It’s thought that newborn babies are afraid of two things: loud noises and falling. Infants express these fears by reacting with a startle — as they age, their fears age with them, growing more sophisticated as their memories develop. Their reactions become more sophisticated too — once they can remember and recognize something unpleasant, babies anticipate and express fear in ways more complex than an immediate reaction. Fear, once clear cut, becomes a little more muddled, a little harder to pinpoint.
Such is the case with the children in The Florida Project (directed by Sean Baker, out now). At first glance, the tiny heroes — Moonee (the delightful Brooklynn Prince), plus her friends and neighbors — seem thrillingly close to fearless. They enter a room they’re not supposed to go in; they take turns spitting on a parked car until it’s visibly soiled. When the owner of the car notices and expresses her outrage, the kids aren’t shaken — she yells, they yell back, with cheer and flourish. Neither are they deterred by being punished, giggling and joking while wiping the windshield clean.

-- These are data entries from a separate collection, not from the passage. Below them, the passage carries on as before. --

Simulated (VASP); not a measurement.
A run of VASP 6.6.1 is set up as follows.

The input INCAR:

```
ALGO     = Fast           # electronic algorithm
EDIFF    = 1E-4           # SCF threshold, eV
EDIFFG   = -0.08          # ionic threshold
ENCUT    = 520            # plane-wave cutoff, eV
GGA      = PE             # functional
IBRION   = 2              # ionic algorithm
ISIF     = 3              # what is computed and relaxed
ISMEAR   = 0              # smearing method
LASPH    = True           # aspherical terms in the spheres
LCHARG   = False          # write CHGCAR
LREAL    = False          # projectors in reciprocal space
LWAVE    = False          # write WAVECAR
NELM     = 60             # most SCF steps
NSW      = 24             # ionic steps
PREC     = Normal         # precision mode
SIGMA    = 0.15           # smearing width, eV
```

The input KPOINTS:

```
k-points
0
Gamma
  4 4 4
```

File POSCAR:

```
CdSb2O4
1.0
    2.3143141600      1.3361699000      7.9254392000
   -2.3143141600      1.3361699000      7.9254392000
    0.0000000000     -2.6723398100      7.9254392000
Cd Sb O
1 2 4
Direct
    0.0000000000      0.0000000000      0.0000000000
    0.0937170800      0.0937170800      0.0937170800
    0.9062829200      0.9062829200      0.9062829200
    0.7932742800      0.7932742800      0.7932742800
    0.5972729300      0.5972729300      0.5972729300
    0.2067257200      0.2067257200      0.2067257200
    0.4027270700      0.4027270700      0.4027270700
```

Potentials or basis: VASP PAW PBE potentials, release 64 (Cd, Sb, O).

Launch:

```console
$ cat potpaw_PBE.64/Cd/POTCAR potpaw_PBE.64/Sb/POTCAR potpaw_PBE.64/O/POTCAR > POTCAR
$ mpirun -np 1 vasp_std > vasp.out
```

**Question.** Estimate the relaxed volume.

Moonee and her friends live in a purple-colored discount motel in Orlando, the kind of place a honeymooning couple intent on Disney World is horrified to find themselves mistakenly booked at. A charity van hands out loaves of bread in the parking lot, and in the room Moonee lives in with her mother, Halley (Bria Vinaite), the television seems to be on at all times. It’s summertime, viscerally so — the children pass sticky ice-cream cones back and forth, they bounce their backs off concrete walls and crouch over bugs, and when they move, their thin-soled shoes run across pavement so vividly you can practically feel the warmth.
The children in The Florida Project are on the move a lot, almost demonstrating a strain of child-rearing that encourages parents to give their kids the freedom to explore physical spaces unchaperoned and make their own choices. But what’s missing is the intentionality — the parents of Moonee and her friends aren’t absent for abstract purposes like fostering independence (mothers, really — fathers are not mentioned). These parents are absent to make money to survive, or, as in the case of Jancey’s mother, simply absent.
During one supervision-free afternoon, Moonee and her friends Scooty (Christopher Rivera) and Jancey (Valeria Cotto) explore abandoned buildings, encountering adult objects with childlike wonder. Moonee declares one room a party room, where a gathering “with beer!” could happen. Entering another, she pronounces the torn and scattered insulation “ghost poop!” A fireplace gives her a final idea that leads to a particularly final choice, this one having to do with a lighter.
In the next shot, The Florida Project’s children finally outwardly express some fear: Running from the gathering smoke and flames, Moonee cautions her friends to tell no one. A quick-moving fire in an unstable building is just moments behind them — and the kids’ primary fear is how their parents might react. That fear isn’t exactly unfounded, though it doesn’t manifest in the way the children might expect.
When Scooty doesn’t want to join the other motel residents in watching the fire blaze, his mother’s suspicions are raised. She looks right into his eyes and asks if he knows anything about the fire — does he know what could happen to them, if he’s found out? This particular fear is one Scooty isn’t quite conditioned to anticipate, but his mother is: She’s worried about the authorities taking him away from her. This fear has a consequence; Scooty is no longer allowed to play with Moonee, their mothers’ formerly close friendship is dissolved.
The standoff between the mothers comes to a head when Scooty’s mother, Ashley (Mela Murder), says “everyone knows” how Halley’s been making money inside her motel room (as viewers, we can take a reluctant hint when Moonee’s bath is interrupted by a strange man shocked at the child’s presence). It’s this same reason, Halley’s profession, that prompts authorities to eventually question her fitness as a parent. Moonee’s initial reaction to the officials swarming her home isn’t quite fear — it’s confusion, a not-knowing state that at first makes her more suspicious than afraid.
With none of the thrilling freedom of the movie’s earlier moments, Moonee escapes the grown-ups preparing to separate her from her mom, sprinting across the pavement. She knocks on Jancey’s door in tears, unable to get the words out. When the words come, they’re not exacting — fear, once it’s past the infant stage, never is again. Jancey, until now the most timid of Moonee’s friends, squints her eyes with defiance and reacts to Moonee’s fear with immediacy, as if suddenly seeing the world as simply as a baby does. She takes her friend’s hand and the two run once again; this time, chased by something they’re only just learning to fear. Where they end up is quite literally the stuff of fantasy, as recognized by children and adults alike.